After weeks and weeks of just “powering through” and/or “making the best of things”, my brain finally broke on Sunday.
I just got to the point where I just didn’t want to “look on the bright side” or “choose better thoughts”. I just wanted it to not be my problem and I wanted to be done for a minute.
Wifey’s back went out and I somehow still managed to get a lot done on Saturday despite taking care of all kids plus her. I met all my commitments (more or less).
Am I having fun?
That’s a question my coach sent me today, and I was like “No, not at all I hate all of this right now”.
So that’s the goal for the week – how do I relate to commitments in a way that is fun?
If you can’t find a way to have fun, you’re not going to want to do something and so you’re not going to get to the level of mastery that you get to when you are having fun.
How am I relating to success and failure?
What do my failures say about me?
What is a failure or a success anyway? Isn’t “when we decide to stop” completely arbitrary? It’s our decision. Why do I want it to mean something if I decide to change my mind?
There’s a kind of relationship I have to myself right now – I am lazy, therefore I must not let myself get out of something. I can’t let myself off the hook for anything I committed to do.

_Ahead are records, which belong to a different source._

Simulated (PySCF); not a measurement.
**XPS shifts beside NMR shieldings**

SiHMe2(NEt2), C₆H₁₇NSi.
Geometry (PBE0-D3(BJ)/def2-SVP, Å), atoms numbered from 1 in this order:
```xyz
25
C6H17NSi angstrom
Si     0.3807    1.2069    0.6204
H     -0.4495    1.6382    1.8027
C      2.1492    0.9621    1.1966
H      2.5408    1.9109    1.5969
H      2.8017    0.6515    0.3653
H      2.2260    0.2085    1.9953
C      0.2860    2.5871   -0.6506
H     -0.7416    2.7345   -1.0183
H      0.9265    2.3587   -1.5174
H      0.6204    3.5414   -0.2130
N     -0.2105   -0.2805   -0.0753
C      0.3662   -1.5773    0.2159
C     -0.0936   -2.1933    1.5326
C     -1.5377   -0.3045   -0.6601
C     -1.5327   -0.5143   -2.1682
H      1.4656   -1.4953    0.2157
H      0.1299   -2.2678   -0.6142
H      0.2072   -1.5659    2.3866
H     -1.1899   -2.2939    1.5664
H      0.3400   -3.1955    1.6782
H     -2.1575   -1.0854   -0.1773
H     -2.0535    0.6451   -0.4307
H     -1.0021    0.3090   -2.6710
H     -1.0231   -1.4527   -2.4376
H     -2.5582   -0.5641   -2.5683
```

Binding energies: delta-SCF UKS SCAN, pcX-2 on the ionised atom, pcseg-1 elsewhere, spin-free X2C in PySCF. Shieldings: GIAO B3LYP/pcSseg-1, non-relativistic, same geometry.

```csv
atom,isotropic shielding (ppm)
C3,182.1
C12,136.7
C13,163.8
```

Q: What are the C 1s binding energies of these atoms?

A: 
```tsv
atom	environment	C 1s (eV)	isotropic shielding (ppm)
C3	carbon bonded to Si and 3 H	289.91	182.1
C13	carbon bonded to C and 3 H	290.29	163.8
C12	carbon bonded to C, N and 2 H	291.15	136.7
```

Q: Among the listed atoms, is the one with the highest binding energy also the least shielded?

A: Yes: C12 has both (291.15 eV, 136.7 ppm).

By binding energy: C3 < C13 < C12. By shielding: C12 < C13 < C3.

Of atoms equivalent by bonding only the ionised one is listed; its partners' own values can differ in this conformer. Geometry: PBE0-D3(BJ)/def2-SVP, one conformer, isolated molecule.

But that’s not fun. That’s self-enslavement. Relating to yourself as a lazy worthless person who only does what they ought to do when they’re forced, cajoled, and chided.
And then – how do I show up for my family, friends, and kids if I’m that way to myself?
Fun unlocks a lot of possibilities. Play is perhaps the opposite of tyranny.
So how do I stop tyrannizing myself and enjoy life?
What is it I really want? What sounds fun in all these things I say I want?